Last Updated:Friday - 09/24/2010
August 25, 2008
Solzhenitsyn – a profound moral voice
Alexandr Solzhenitsyn, who died Aug. 3, was one of the great men of the 20th century. He impacted history not through military might, political power, business acumen or technological wizardry. He had his effect through the power of the written word.
By some mysterious force, his pen was able to challenge an authoritarian power that had guns, prison camps and a massive propaganda machine at its disposal. The world listened to Solzhenitsyn because he spoke with the power of conscience, conscience that could not be stilled despite all the material power arrayed against it.

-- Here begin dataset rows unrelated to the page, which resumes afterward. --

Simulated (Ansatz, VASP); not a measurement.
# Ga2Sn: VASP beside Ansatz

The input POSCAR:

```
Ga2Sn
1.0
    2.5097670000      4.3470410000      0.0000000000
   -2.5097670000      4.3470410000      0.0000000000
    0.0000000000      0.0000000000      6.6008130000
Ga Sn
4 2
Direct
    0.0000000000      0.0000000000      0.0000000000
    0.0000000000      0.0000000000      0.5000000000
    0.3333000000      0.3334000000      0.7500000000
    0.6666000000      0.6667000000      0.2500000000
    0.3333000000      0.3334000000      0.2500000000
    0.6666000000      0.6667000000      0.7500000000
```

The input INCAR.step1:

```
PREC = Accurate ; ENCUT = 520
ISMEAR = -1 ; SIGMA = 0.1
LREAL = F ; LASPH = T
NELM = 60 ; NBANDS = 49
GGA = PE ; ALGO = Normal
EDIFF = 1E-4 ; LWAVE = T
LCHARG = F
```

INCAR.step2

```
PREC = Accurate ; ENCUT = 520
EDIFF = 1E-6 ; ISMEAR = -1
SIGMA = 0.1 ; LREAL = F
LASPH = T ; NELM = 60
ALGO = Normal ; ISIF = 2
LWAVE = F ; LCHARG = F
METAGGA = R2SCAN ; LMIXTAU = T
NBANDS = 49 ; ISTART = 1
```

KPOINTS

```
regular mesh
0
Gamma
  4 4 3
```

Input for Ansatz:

It must be added that Solzhenitsyn's conscience was a Christian conscience, a not-incidental fact that was so often ignored or marginalized in the commentary about him. That Christian conscience made his voice more than his own. It tapped him into the power of the Divine against which mighty armies are but a flea.
The Soviets who imprisoned him never understood this. Nor did the Western intelligentsia that lionized him when he was exposing the failings of communism, but ignored him once he came to the West and found our way of life horribly lacking too.
Solzhenitsyn was viewed as a crank in the West during his years of exile in Vermont and as a crank once Soviet communism fell and he returned to his beloved Russia. Well, he was the crazy uncle with sometimes-outlandish views who would not be silenced on even the most polite occasions.
His views on the Ukrainian famine and Jews were on the margins, if not beyond the margins, of accepted opinion.
That is only to say that Solzhenitsyn was a flawed human being. But ignore those flaws and return to his central theme of the moral outrage of the Gulag Archipelago and he deserves to be counted among those greats of the 20th century -Pope John Paul II, Dietrich Bonhoeffer, Nelson Mandela, Archbishop Desmond Tutu, Archbishop Oscar Romero and others - for whom suffering and persecution were naught, but Christ was all.
Less noted is that while Solzhenitsyn exposed the evil of the Soviet prison system, he also saw the possibility of personal redemption there too. He glorified the small acts of charity of the prison inmate that, through self-sacrifice, enabled another inmate to have a little more gruel or a few more puffs on a cigarette.
It was here that the roots of his criticism of the West -that we care more for fulfilling spurious material desires than for imposing limits on our way of life - can be found.
In his most famous novel, A Day in the Life of Ivan Denisovich, the most intriguing character is Alyosha, a Christian holy man. At one point, Alyosha speaks to the central character: "Ivan Denisovich, you shouldn't pray to get parcels or for extra skilly, not for that. Things that man puts a high price on are vile in the eyes of Our Lord. We must pray about things of the spirit - that the Lord Jesus should remove the scum of anger from our hearts."
Too much comfort leads to corruption; suffering leads to spiritual growth. This is Solzhenitsyn's simple, but profound, moral-spiritual message.
In a 1995 book, he wrote, "As creature comforts continue to improve for the average person, so spiritual development grows stagnant. Surfeit brings with it a nagging sadness of the heart as we sense that the whirlpool of pleasures does not bring satisfaction and that, before long, it may suffocate us."
For a brief period, Solzhenitsyn had his own show on Russian TV. It was cancelled due to poor ratings. Little surprise! For his message goes square against the happy materialism of our day. The West loved his railing against Soviet communism. But it has been far less comfortable with his deeper critique of the pleasure society. It is this evil that has proven much more difficult to combat than mere totalitarianism.